This week we conclude our article on “Signs that your business is failing”
Underestimating the Role of Technology: It’s important to recognise the impact of technology and its role in determining how and when consumers make purchasing decisions. In a few short years, smartphones and tablets have fundamentally changed the way people shop for, and pay for goods and services.
Businesses that failed to keep up to speed with these changes have simply fallen by the wayside. It’s also crucial to continue to keep informed about technological developments in business systems. For example, do you have a reliable and effective online ordering system or a Client Relationship Management (CRM) system to manage your company’s engagement with clients? Do you have secure payment gateways to facilitate financial transactions between your business, your customers and trading partners?
Many business owners simply fail to keep up with technology which leads to lost opportunities in achieving organizational efficiency, increasing costs of maintaining antiquated systems and lost sales as clients will simply migrate to suppliers who offer easier ways of doing business.
Failure to keep pace with the changing purchasing behavior of consumers is a major reason why many businesses fail.
Your Employee Turnover Is High: A sure sign your business is starting to fail is when your employee turnover rate is high. The reasons why you may see many failing businesses with a high employee turnover is because many business owners believe that the decrease in sales, conversions and overall profits is due to incompetent or inefficient employees. Because of this, they generally fire and replace their current employees in the hope that the “right” people will arrest the issue of declining sales.
When this doesn’t work, they continue to bring more skilled people in to help improve their business. This can lead to a revolving door of disillusioned Sales Managers or Sales Executives as well as disillusioned business owners who wonder why they can’t find the “right people” to sell their product or service.

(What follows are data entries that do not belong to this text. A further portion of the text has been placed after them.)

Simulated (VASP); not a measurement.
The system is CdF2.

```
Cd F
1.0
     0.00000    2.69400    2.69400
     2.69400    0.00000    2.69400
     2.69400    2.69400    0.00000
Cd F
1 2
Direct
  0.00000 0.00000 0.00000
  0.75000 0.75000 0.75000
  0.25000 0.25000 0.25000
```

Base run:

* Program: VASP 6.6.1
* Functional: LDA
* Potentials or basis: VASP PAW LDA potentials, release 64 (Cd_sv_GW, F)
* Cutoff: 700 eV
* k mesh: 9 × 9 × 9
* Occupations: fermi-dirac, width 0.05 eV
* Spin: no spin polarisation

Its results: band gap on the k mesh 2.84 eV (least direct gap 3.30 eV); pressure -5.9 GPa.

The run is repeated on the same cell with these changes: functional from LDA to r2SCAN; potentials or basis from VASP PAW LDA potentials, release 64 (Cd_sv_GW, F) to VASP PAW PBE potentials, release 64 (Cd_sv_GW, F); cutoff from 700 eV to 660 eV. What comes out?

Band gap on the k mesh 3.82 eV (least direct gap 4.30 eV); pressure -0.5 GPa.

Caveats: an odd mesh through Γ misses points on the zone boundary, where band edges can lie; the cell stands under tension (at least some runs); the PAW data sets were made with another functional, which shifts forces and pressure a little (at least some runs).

When employee turnover is high, it’s time to dig a little deeper to find out what’s really going on in the business. In situations like this, it can be useful to engage an external consultant who can work with all stakeholders involved and provide an objective, impartial view without fear of upsetting the status quo. When it’s your business at stake you need to act fearlessly.
When Others Are Noticing Your Business Isn’t Doing Well: Finally, when others are noticing your business isn’t doing well, you know you’re on the track to failure. It’s one thing to notice it yourself, but when others start to see the signs your business is starting to fail as well, this is when you have problems. While this is a bad sign, you can use this to your advantage as well.
If they’re a long term customer, ask them for feedback on what they think about your business, what you could improve, and why they may be looking elsewhere for their products. In gaining this valuable feedback you could have a chance of improving your business greatly and getting it back on track again.
A failing business will have warning signs long before it completely fails. It’s essential to see the warning signs well and truly in advance so you’ll have time to work on fixing them as best as you can.